For months, a Times article about Julius Eastman accrued dust in my New Jersey apartment. It sat dormant within an increasingly oppressive stack of back issues, which I’d flip through daily, distracted by a thousand menial tasks. By way of a black-and-white photograph illustrating the Eastman piece, I came to know his countenance, before knowing the man himself. The image is a quadrant of four photos, shot in semi-profile. His beard is narrow; his clean-shaven head gripped softly by raised hands. He could be an obscure analogue to Rodin’s ubiquitous thinker.
What I was missing out on was the story of Eastman’s decisive importance for the evolution of avant-garde orchestral music – minimalism and postminimalism, for short. Reading about Eastman (1940-1990) now, it’s hard to know where the alienations begotten by his blackness and gayness end, and where those caused by mental illness and addiction begin. Whatever the case, all conspired to abbreviate his career, and his life. He was black and gay, and vocal about what it meant to be those things. This seems to have consigned him to oblivion within the oppressive bleach of New York’s 1960s and ‘70s music scene.

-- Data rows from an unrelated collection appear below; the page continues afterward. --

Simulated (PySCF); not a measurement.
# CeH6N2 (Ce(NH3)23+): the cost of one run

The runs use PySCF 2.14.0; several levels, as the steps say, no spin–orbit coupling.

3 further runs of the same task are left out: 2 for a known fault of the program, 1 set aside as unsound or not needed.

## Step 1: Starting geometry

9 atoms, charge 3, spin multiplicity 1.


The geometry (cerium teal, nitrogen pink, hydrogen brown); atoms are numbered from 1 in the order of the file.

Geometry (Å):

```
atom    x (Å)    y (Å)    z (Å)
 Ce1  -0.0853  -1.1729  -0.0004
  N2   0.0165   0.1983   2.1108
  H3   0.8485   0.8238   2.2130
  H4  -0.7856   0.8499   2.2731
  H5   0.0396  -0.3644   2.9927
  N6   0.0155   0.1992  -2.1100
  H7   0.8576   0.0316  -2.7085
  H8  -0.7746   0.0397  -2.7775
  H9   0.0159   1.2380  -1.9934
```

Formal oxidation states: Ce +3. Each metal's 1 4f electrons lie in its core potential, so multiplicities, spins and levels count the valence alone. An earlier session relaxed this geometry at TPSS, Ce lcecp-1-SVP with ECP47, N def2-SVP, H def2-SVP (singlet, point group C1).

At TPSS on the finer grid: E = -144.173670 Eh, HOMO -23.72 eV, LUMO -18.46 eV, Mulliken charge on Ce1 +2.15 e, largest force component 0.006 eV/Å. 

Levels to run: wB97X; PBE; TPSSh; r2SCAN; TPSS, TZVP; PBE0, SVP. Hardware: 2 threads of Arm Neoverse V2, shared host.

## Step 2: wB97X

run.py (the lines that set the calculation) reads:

In an ongoing effort to rescue Eastman’s legacy, scrappy recordings have been recovered, cryptic scores reassembled, albums reissued, and performances staged in America and Europe. Journalistic elegies have followed, weaving remorse at Eastman’s slighting with awe over his re-agitation of this now canonical, once avant-garde form. Taking all this in, I now wish I’d dropped everything to read that article. Indeed, those words could be a metonym for the white-dominated artworld’s relationship to Eastman (and so many others) – we wish we had.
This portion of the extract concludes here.